Fairy Tale Book Review: Once Upon a Dream by Liz Braswell

Once Upon a Dream (A Twisted Tale, #2)Once Upon a Dream by Liz Braswell
My rating: 3 of 5 stars

This book was similar in quality to “A Whole New World,” but because I don’t have the same abiding affection for Sleeping Beauty, it did not get the same (perhaps unwarranted) rating inflation.

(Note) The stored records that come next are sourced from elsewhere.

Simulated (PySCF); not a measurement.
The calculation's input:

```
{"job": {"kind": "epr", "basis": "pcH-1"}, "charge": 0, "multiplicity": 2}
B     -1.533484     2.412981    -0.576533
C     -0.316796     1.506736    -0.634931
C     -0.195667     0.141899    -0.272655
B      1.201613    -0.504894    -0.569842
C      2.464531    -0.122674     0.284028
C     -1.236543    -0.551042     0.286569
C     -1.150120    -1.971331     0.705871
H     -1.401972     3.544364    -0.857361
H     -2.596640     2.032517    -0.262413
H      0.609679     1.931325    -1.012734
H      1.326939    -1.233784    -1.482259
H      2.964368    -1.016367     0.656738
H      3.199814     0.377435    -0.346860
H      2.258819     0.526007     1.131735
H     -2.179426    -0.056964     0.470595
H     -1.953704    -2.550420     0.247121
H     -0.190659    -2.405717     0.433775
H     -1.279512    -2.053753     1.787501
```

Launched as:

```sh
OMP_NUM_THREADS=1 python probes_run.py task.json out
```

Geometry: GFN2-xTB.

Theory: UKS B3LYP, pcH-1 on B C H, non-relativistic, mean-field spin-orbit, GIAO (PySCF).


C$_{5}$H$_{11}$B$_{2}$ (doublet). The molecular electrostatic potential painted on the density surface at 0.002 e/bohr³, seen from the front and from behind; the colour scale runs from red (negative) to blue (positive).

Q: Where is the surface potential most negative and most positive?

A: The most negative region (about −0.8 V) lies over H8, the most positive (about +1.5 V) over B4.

It reminds me a bit of “Sleeping Beauty” meets “Alice in Wonderland.” Most of the story takes place in a dream world which gets pretty dark in places, which is sort of this series’ “shtick.” I was impressed by how well Braswell fleshed out the various characters from Disney’s Sleeping Beauty, considering most of them are pretty flat in the original. I could really “picture” her versions of Prince Phillip, Maleficent, King Hubert, Maleficent’s minions, the good fairies, etc. The one place where it fell a little short was her characterization of Aurora (or Aurora Rose, as she calls herself, to encompass both her identities). It was hard for me to picture the Aurora from the movie doing and saying all the things she does in this book because she really is such a “blank slate” as a Disney princess, virtually without personality, so the character in this book feels like someone new I had to get to know as a reader rather than a new take on someone I already loved. This was somewhat jarring, since she is the central character. However, I really liked the way that Braswell interpreted even this “lack of personality” so that it made sense in Aurora’s circumstances, and especially her reasons for touching the spinning wheel, adding a depth to the original character that was never there before and casting her in a whole new light.

The book is also a bit meta in that it uses the dream setting as an opportunity to critique the original tenets of the Sleeping Beauty story (love at first sight, a curse laid upon a baby, etc.) At times the story did get a little tedious, but it was still an interesting enough “take” that I’ll continue to explore this series.